This is a good example of where we looked at the community development processes and saw opportunities to make what we are doing better.
The experience for our developers has been very positive as well, so that is something we are going to do more.

In fact, we will do something very similar with Windows Vista as well.

Rather than wait and ship Beta 2, we are now planning to do a CTP in December, a CTP in February and a CTP in April. We will do three CTPs in a time when we would release one beta version.

Having direct involvement with the developer community, particularly with the local developer community, what have they been telling you about the things they require in order to build better applications?

We are doing a bunch of things specifically for security. The two things that developers have requested for security the most are: one, they’ve asked for Microsoft to make available a lot of tools within our Trustworthy Computing initiative.

For instance, we developed a bunch of tools to do static analys- is of code as part of our internal security drive. In Visual Studio 2005 we take those tools and actually put them in Visual Studio.

The second thing that they’ve asked for is for a prescriptive guidance on how to architect a secure system using Microsoft technology.

Microsoft has many different ways of configuring and customising, and the developers want us to give them a blueprint for what is the most secure way of developing applications and how to configure and set it up.

We’ve also launched a set of patents and practices around security to build on .Net application.

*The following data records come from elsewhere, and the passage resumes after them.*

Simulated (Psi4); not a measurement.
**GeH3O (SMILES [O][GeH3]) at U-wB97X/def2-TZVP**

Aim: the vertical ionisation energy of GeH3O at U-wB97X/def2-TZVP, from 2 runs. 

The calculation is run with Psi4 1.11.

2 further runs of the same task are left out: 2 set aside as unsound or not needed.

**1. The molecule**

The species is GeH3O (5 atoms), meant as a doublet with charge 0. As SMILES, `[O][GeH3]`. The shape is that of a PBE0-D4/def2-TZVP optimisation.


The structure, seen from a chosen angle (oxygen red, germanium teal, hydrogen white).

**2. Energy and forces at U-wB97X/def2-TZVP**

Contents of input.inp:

Also, what continues to be a requirement is productivity — speed of development and productivity. We have done a lot in Visual Studio 2005 to reduce the amount of code we have to write.

What we did over the last three years is to do an amazing amount of analysis of customers’ and partners’ applications that they have written in .Net, and we were looking for repeating patterns.

Then we have taken those repeating patterns and we have created codes or code snippets inside Visual Studio to handle those. The classic case is web development.

In many web developments, we’ve reduced the amount of code you have to write because we looked at literally tens of thousands of web apps and we found, for instance, a lot of codes were associated with handling identity and authentication.

Now in ASP .Net version two, we built all that code inside it. We had dramatic reductions in amount of code.

We also had a lot of feedback from developers that they want it to be easier to write mobile applications.

So now in Visual Studio 2005, for instance, we have not only introduced much easier mobile applications, but they can actually test them in a series of simulators where you can actually simulate how your application is going to execute on a range of different mobile devices.

The other big area is deployment of smart client applications, and we really got a lot of innovation there. We have this ClickOnce technology in version 2 of .Net.

It turns out that it is actually quite easy to distribute a smart client application. The difficulty is when you want to update it, and that’s the bit we are really proud in version two of the .Net framework.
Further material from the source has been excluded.